EV SALES SLUMP IN U.S., EUROPE

EV SALES SLUMP IN U.S., EUROPE

Even though electric vehicle (EV) sales in the United States topped 300,000 for the first time in this year’s third quarter, sales of electric vehicles (EVs) have stalled in Europe and the U.S., prompting manufacturers to slow or halt production and dealers to slash prices to move the cars off their lots.

Ford and Hyundai are offering cash rebates as high as $7,500. Many makers are offering low-interest financing. Even Mercedes and market leader Tesla have cut prices.

Sticker prices for EVs often surpassed $65,000 last year; in September this year, they averaged $50,683, data provider Cox Automotive reported.

Ford has reported surprisingly large losses in its EV business after Tesla launched a price war to try to hold a larger share of a stalled market. Ford also is making fewer Mustang Mach-E EVs and has reined back its $12-billion plan to expand EV production.

General Motors has abandoned its goal of turning out 100,000 EVs in the second half of this year and 400,000 more in the first six months of next year. This fall, Volkswagen completely shut down its EV production lines for a few weeks. Toyota has nearly halved its 2023 sales forecast from 202,000 EVs to 123,000.

In late 2022, EVs were commanding a $1,500 premium over the manufacturer’s suggested price, according to data service Edmunds. In September this year, buyers received an average $2,000 discount from the sticker price.

In recent years, EVs have been the auto industry’s Next Big Thing. What happened?

First, “the early adopters have adopted,” as Forbes magazine put it. That group includes the wealthy and green energy devotees. Now dealers are trying to persuade middle-class households to part with $50,000 or more for an EV – and to take out high-interest-rate loans to do so.

Unlike gas buggies, EVs offer few choices under $40,000. Tesla’s recent price cuts brought its cheapest Model 3 to $40,240.

“In Europe, weak consumer sentiment, shrinking subsidies, and the inability to supply EVs at affordable prices have all dampened EV demand, especially after European customers found out they must pay more than twice the price vs. their Chinese peers for essentially the same” cars, UBS analysts wrote in a report.

Second, a large share of the public remains fearful of the “fuel” issue. 

The typical EV can go more than 250 miles on a charge and most drivers travel fewer than 35 miles a day, according to the American Automobile Association. However, surveys show people still worry that EV batteries will run out of charge mid-trip.

The problem is worsened not only by a lack of EV chargers every few miles, mimicking gas stations, but also by recent news reports that many chargers are not working at any given time.

Those concerns, prices remaining higher than fossil fuel vehicles, and high interest rates will continue to stunt EV sales until the last third of this decade, analysts predict.

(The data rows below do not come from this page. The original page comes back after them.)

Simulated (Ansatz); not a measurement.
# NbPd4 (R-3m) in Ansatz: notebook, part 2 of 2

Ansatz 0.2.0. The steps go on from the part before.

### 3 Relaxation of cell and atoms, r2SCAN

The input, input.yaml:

EVs will make up 47 percent of new car sales in Europe and the U.S. in 2030, according to UBS, not the 53 percent the bank’s analysts had forecast previously. Growth in sales will be a modest 10 to 15 percent annually, the analysts said.

EV sales in Europe will settle at 2.1 million this year, 3.0 million in 2024, 4.8 million in 2025, and 9.3 million in 2030, according to researchers at Jefferies.

Schmidt Automotive Research said EVs in Britain, France, Germany, Italy, and Spain will account for 15.7 percent of the market in 2023, 16.5 percent in 2024, 20 percent in 2025, and will zoom to 9.2 million vehicles, or 65 percent of the market, in 2030. 

TRENDPOST: In articles such as “Electric Vehicles to Kill Gas-Powered Cars? Don’t Bet on It” (19 Jul 2017), we have correctly predicted for years that EVs will not sweep the market anywhere near as rapidly as their enthusiasts have predicted.

EVs have bumped into economic realities.

Battery technologies have added range to EVs but charging infrastructure remains limited, giving potential buyers concerns about ease of recharging on the fly. A significant number of recharging kiosks are not working at any given time. EVs’ sticker prices remain prohibitively high for typical households, due to large amounts of pricey metals they contain and still-limited production. 

Also, there have been rare but well-publicized incidents of EVs catching fire. (Tesla says its cars combust far less often than gas-powered vehicles.)

TREND FORECAST: EV adoption will remain in its slump until interest rates begin to fall and the global economy stabilizes, a combination that will occur no earlier, and probably later, than mid-2024.